On 40th anniversary of Hellenic Studies program, Princeton provost urges dialogue

On 40th anniversary of Hellenic Studies program, Princeton provost urges dialogue

Respected American academic and Princeton University Provost Deborah Prentice was in Greece recently for a meeting of the trustees of the Princeton Athens Center, an initiative of the Seeger Center for Hellenic Studies, which has operated under the directorship of Dimitri Gondicas since it was founded in 2016.

Princeton’s Seeger Center for Hellenic Studies was established in 1979 with an endowment from Stanley Seeger (1930-2011), the renowned art collector, patron and Philhellene who adopted Greek citizenship due to his love of the country.

Starting this fall and through 2020, Princeton is celebrating the 40th anniversary of its Hellenic Studies program with a series of lectures and events covering a broad range of subjects and disciplines. Among these, a special event at the Princeton Athens Center recently paid tribute to the Greek donors who bolstered the field with special endowments for scholarships, innovative studies programs and research seminars, among others.

As provost at Princeton, Prentice is the senior academic administrator. The social psychologist has been on the faculty of the respected American university since 1989 and was named provost in 2017 after serving as the dean from 2014 to 2017 and chair of the Psychology Department for 12 years.

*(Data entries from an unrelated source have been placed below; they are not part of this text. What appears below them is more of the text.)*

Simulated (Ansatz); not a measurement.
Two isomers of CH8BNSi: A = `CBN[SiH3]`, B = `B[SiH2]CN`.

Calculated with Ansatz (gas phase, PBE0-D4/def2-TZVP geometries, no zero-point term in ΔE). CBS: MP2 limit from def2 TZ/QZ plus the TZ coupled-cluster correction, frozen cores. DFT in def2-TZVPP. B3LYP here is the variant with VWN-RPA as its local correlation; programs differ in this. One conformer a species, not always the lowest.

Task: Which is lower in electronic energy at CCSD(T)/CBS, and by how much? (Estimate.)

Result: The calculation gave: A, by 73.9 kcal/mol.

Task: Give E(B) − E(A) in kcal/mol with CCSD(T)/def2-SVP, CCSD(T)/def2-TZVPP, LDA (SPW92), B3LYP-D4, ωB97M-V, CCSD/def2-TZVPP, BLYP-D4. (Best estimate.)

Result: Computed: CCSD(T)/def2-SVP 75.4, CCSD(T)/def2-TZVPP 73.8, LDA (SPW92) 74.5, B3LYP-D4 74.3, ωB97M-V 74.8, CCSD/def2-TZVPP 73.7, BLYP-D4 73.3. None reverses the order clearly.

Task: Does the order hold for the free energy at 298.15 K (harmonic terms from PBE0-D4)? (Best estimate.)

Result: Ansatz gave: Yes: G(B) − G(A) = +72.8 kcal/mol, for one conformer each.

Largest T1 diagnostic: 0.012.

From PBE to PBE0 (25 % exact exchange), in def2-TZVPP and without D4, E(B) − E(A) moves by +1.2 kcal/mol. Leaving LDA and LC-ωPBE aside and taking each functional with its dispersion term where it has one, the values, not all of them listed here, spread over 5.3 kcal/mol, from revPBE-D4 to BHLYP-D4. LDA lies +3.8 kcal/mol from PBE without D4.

My first question is whether, as the person responsible for ensuring the smooth operation of such a venerated institution, she has pondered the role of the academic environment in propagating the social norms of its host country.

“The rules of society are unwritten, whereas universities are governed by written, legal rules. However, as educational institutions, we certainly affect the mechanisms that create and reproduce social norms,” she says.

“Some social norms may dictate staying silent; we don’t want silence but dialogue,” she says.

Are there limits to dialogue? Should dialogue be encouraged, say, with groups trying to reinstate the ban on abortions in the United States?

“We would never support the prohibition of abortions, but on the other hand we would also never prevent a discussion with the people who do support such a thing,” Prentice answers.

I put it to the academic that the fact abortion is back on the table at all suggests that perhaps nothing can be taken for granted in the US when it comes to rights.

“I would say that that is not entirely unfair,” she responds, agreeing that there is one thing that history has taught us and that is not to take anything for granted. “Nothing is unshakable,” she says. “Only the Parthenon is unshakable.”

Prentice is a firm believer in equal access to higher education as the most effective way of dealing with social inequality.

“Inequality is propagated in many different ways, but we at Princeton contribute to the battle against it by ensuring that 25 percent of our undergraduate students come from low-income families and are eligible for state grants,” she says.

The university, she adds, picks students who have excellent academic records and helps them in their last years of high school so that they can keep their grades high and aim for a good university or college.

Another group of 14 percent is made up of undergraduates who are children of Princeton alumni, while the majority consists of students from all over the United States and other parts of the world, whose fees help cover the cost of the others. This mechanism, explains Prentice, is important in helping to combat inequality.

But why should a Greek undergraduate choose the US instead of equally good universities in Europe?

“Because in the US, they will have two years of education before having to decide what they want to major in, something that is not possible at European universities,” she responds.